Date: Sat, 8 Sep 2018 17:36:58 +0200

On Sat, 8 Sep 2018 14:28:38 +0000 Greg Chicares <address@hidden> wrote:

GC> On 2018-09-08 12:36, Vadim Zeitlin wrote:
GC> > On Sat, 8 Sep 2018 09:57:24 +0000 Greg Chicares <address@hidden> wrote:
GC> > 
GC> > GC> $wine ./wx_test --ash_nazg --data_path=/opt/lmi/data 
--pyx=only_new_pdf >../src/lmi/wx_test_output
GC> > GC> $file -bi wx_test_output
GC> > GC> application/octet-stream; charset=binary
GC> > GC> 
GC> > GC> I'd like to filter this, removing expected lines and leaving only
GC> > GC> unexpected--much as 'nychthemeral_test.sh' does for other tests
GC> > GC> with its '_clutter' sed scripts. I suppose
GC> > GC>   iconv -t UTF-8 -f SOME_ENCODING wx_test_output
GC> > GC> might work, for some value (what?) of SOME_ENCODING.
GC> > 
GC> >  Under "genuine" MSW it would be UTF-16, but I didn't test if it was the
GC> > same thing under Wine. I'd expect it to be...
GC> 
GC> Yes, thanks, this converts it:
GC>   iconv -t UTF-8 -f UTF-16
GC> I should have thought to try that, but I figured that if it was
GC> UTF-16, 'file' should have detected it.

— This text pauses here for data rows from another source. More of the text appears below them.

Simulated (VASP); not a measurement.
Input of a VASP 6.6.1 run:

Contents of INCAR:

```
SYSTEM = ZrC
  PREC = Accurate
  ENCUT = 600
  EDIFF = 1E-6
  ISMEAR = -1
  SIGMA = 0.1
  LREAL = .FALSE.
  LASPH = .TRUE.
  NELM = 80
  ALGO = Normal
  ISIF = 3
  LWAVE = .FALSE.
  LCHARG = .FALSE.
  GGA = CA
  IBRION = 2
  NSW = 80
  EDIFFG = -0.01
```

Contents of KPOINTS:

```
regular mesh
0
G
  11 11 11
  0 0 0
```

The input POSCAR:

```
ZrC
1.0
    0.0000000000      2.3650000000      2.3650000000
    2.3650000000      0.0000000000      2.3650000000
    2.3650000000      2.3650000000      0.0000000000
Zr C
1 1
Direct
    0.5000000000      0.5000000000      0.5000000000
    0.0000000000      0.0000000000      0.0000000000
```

 I'm surprised it doesn't detect it neither. I guess the authors of find
decided that the risk of false positives was too high, but it's still
strange that they didn't think to reuse the same heuristics they already
use for determining if a file contains text or just some random 7 bit data
for this case.

GC> 'file' does detect UTF-16 if I iconv it back to UTF-16, though:
GC> 
GC> $iconv -t UTF-8 -f UTF-16 gui_test_output.raw >gui_test_output.txt 
GC> $iconv -f UTF-8 -t UTF-16 gui_test_output.txt >gui_test_output.16  
GC> $file gui_test_output.*
GC> gui_test_output.16:  Little-endian UTF-16 Unicode text
GC> gui_test_output.raw: data
GC> gui_test_output.txt: ASCII text
GC> 
GC> The file grows by two bytes when I convert it back to UTF-16.
GC> 
GC> $od -t x1 gui_test_output.16 |head -1
GC> 0000000 ff fe 4e 00 4f 00 54 00 45 00 3a 00 20 00 73 00
GC> 
GC> The initial U+FEFF BOM is apparently what 'file' needs. But it's
GC> optional, and I guess it's not customary to include it when
GC> stdout is written to in msw.

 I have 2 explanations for why the original output doesn't contain BOM:
first one is conceptual and consists in saying that BOM is for documents
and an individual program output is not really a document. Second one is
practical: the shell, doing the redirection, knows absolutely nothing about
the encoding used by the program and can't know whether it needs to use the
UTF-16 BOM, UTF-32 BOM or something else, it just passes the bytes through.
And for the CRT it would be, I think, pretty difficult if not impossible to
ensure that the BOM is output exactly once for any program writing to
stdout, especially considering that the same process might use multiple
copies of the CRT or even different CRTs.